Lunar Reconnaissance Orbiter (LRO) has found an unexpected lunar radiation source and detected the coldest known location in the solar system. Since June, LRO has been mapping the moon, in part to find suitable landing sites for suture human expeditions. The Sun’s sunspot and related activity expand the protection of the solar system from cosmic rays. Since we are at a solar activity minimum, more cosmic rays than usual penetrate the solar system. LRO found that apparently cosmic rays hitting the lunar surface interact with surface material to produce a secondary source of radiation emanating back into space. LRO also found that one crater near the lunar south pole, Hermite Crater, reaches minus 415 °F, the coldest temperature yet measured in the solar system. This occurs deep within the crater where sunlight never penetrates.
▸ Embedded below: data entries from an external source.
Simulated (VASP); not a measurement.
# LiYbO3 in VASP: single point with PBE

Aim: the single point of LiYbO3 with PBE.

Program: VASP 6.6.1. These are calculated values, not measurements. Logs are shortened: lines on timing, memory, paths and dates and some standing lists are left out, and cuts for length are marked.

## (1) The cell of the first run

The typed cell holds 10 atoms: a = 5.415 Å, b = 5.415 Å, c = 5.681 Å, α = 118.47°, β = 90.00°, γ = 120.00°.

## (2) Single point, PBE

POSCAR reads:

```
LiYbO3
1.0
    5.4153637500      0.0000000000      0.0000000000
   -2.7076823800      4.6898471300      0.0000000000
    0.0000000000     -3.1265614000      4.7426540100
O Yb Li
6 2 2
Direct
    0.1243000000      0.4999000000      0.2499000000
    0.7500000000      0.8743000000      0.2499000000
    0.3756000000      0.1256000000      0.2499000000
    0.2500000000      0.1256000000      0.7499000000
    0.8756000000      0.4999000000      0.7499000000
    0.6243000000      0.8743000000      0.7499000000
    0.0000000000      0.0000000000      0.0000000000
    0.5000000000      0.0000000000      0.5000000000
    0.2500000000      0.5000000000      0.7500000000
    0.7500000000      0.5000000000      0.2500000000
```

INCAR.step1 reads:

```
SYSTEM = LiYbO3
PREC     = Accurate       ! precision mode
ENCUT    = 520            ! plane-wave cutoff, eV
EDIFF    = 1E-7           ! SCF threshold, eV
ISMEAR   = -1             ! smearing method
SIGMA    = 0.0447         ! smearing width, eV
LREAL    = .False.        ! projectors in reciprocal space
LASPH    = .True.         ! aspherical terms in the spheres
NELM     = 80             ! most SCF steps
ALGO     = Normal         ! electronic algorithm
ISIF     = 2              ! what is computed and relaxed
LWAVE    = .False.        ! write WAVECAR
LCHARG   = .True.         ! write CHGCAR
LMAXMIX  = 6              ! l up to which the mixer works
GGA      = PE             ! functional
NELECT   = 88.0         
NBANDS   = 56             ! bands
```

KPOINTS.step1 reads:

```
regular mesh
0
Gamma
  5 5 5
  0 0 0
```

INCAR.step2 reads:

Kepler (planet-searching space telescope) has discovered 5 exoplanets (planets outside our solar system), which have now been confirmed with ground-based observations. All are substantially less dense than gas giant planets in our solar system. One is the least dense planet known, about the density of styrofoam. Another of the 5 is quite similar to Neptune in size. All are close to their stars, and orbit about them in rather short periods (3.3 to 4.9 Earth days). All orbit stars hotter than our Sun. Their stars, being so close and hot, are heating the planets to temperatures of 2200 to 3300 °F, which is hotter than molten lava. They were all found in data taken during the first 6 weeks of operation. The Kepler data contains about 100 planetary candidates so far that are being further analyzed to confirm that they are indeed exoplanets. Also a number of binary stars, oscillating stars, and pulsating stars are showing up in the data. So we should see many more discoveries in coming months.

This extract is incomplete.